Friday, June 27, 2008


So, this is my favourite, Quaker Oatmeal ;)
I love it, isn't because I'm on diet, but I really love the taste. 3 tablespoons of Oatmeal, and a tablespoon of milk powder (I always add Nestle Omega). Hmmm...Heaven! ^^

I'm okay with Quaker Instant oatmeal, but I still prefer Quaker Quickcook. By the way, do you think I'm very free? Cooking in the office doesn't seems to be a very wise idea, LOL! Usually, I pour boiling water in a ceramic bowl, and cover the bowl with a small plate. 15 minutes later, add in milk powder and it's ready to serve.

I only love when it's served in a bowl, the taste just won't be the same if I use mug for oatmeal. Weirdo :P But there is a problem, there were no bowls in the office. I used mug to make oatmeal for all the while, until that day, Kevin's mum brought us some glass plates and bowls.

I was very happy! But I know I shouldn't pour boiling water in a glass bowl, it will break. Anyway, I decided to experiment the heat-resistant of the glass bowl. 15 minutes later, it was ALRIGHT! It didn't break and my oatmeal tasted great in it! :D

So the second day, I use the same bowl for my oatmeals.

It hurts!!!

My first thought was
"I'm going to die I'm going to die, the glass will go in my flesh and my arteries will lead the glass to my heart, I will die young"

HAHAHAHA, kidding only :P

It was really hurt, I just let it go

HAPPY Bokeh :P
You can't see from the photo, but it was REALLY PAINFUL, glad the bowl didn't cut my hand.

A photo of me with the corpse

Sigh...I've got to use mug for my oatmeal again.

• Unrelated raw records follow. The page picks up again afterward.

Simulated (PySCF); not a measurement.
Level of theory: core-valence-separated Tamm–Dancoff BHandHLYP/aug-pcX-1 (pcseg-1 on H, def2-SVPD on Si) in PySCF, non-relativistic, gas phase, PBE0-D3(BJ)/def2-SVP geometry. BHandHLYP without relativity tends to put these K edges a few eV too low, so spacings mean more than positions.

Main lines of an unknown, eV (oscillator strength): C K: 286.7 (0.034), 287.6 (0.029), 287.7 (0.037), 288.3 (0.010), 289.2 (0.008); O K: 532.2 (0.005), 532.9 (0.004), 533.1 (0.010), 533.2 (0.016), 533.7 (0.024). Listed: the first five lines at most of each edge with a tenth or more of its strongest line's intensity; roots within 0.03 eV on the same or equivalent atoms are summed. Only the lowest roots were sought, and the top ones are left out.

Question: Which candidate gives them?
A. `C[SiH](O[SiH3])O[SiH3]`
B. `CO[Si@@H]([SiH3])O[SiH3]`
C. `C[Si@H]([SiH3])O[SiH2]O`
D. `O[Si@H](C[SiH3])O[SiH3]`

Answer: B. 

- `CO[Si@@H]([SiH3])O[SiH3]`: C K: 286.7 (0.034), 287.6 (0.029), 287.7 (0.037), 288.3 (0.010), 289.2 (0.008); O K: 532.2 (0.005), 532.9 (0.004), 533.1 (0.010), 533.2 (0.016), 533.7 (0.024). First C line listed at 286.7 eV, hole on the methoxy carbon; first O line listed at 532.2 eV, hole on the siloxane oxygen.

Why does a glass break when you pour boiling water in it?


Mike said...

I'm guessing it wasn't a pyrex bowl. Basically, it comes down to thermaldynamics - the structural effect of thermal gradients. As you pour hot water into a cold bowl, the bowl heats up and gets bigger. The problem is that only the part of the bowl in contact with the water heats up quickly. The rest of the bowl only heats up by conduction through the walls of the bowl.

The problem is that where you have the border between hot bowl and cold bowl, you have part of the bowl trying to get bigger, and part of the bowl trying to stay the same size, and eventually, they just agree to disagree and part ways }crack!{. Pyrex (or other borosilicate or quartz glasses) have much less problem with this as they either don't expand as much with heat, or are much stronger, so they hold together long enough for the whole bowl to heat up and grow uniformly.


More than you probably wanted to know about glassware. Yes, I've worked some in related fields. :P

violetmay said...

I'm really know a lot, Mike! :))
I should call you "Sifu" (Master) ^^

Mike said...

I've had one job that worked with hot glass, and one that worked with breaking glass, put them together, and you've got a party!

It's pretty cool stuff (no pun intended), actually.